I started my Construction 1A Course on Wednesday and I am stoked. It is really basic, and fortunately I do know some of the terminology and techniques involved already, so I think I will be OK. Put it this way, I was way more worried about passing the Built Green exam and that turned out OK.
What's exciting is knowing that in a few weeks' time I will be able to put together a set of drawings for a house. That's the thing with BCIT courses - you start out wondering how you will ever learn everything on the course schedule, but by around week 9 you think "wow, look how much we've learned!".
We saw a house on the Extreme Homes TV show today. It's in Phoenix, AZ so obviously a whole other weather area, however, it was exactly how I would build the main cabin if budget permits. It's built into the rock of a mountain, and it would work fantastically on our gully site. The trick, they said, was to cut a laser line into the rock to the depth of around 3" and then scribe the glazing into it using lots of silicone. The end result is a rock wall inside the house, which merges seamlessly into the rock. Wish I had a pic of it to stick in my design sketch book.

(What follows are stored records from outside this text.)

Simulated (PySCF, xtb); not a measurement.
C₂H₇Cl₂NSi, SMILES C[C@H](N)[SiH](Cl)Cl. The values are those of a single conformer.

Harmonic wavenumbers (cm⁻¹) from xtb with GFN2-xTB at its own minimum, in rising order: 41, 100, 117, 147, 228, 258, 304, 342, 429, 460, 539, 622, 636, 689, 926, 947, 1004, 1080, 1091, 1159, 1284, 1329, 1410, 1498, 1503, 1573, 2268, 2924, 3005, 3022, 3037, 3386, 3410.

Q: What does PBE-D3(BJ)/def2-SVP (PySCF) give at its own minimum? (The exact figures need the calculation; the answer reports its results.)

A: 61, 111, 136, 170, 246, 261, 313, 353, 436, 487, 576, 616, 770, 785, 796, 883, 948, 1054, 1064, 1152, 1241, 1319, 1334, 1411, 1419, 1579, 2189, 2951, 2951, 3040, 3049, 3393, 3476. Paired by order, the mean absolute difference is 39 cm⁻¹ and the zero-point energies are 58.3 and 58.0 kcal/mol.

The latest Dwell mag features a house in California with stunning bare concrete floors. That's it at the top of this posting. It also has the front door I dream of having. Sooo... how do we make THIS happen? It would help to have accurate site measurements on the main building site. We haven't done this yet. We actually started doing a site map for the teeny cabin site: we did it on the visit earlier this year when Delia gave us a ride. It's a standing joke between us now. I took ONE measurement to avoid having to cut down a scrawny young arbutus tree and the joke is that even though I only took one measurement, I drew the dimension incorrectly... the 10' is to the FRONT of the rock, not the back. That's it.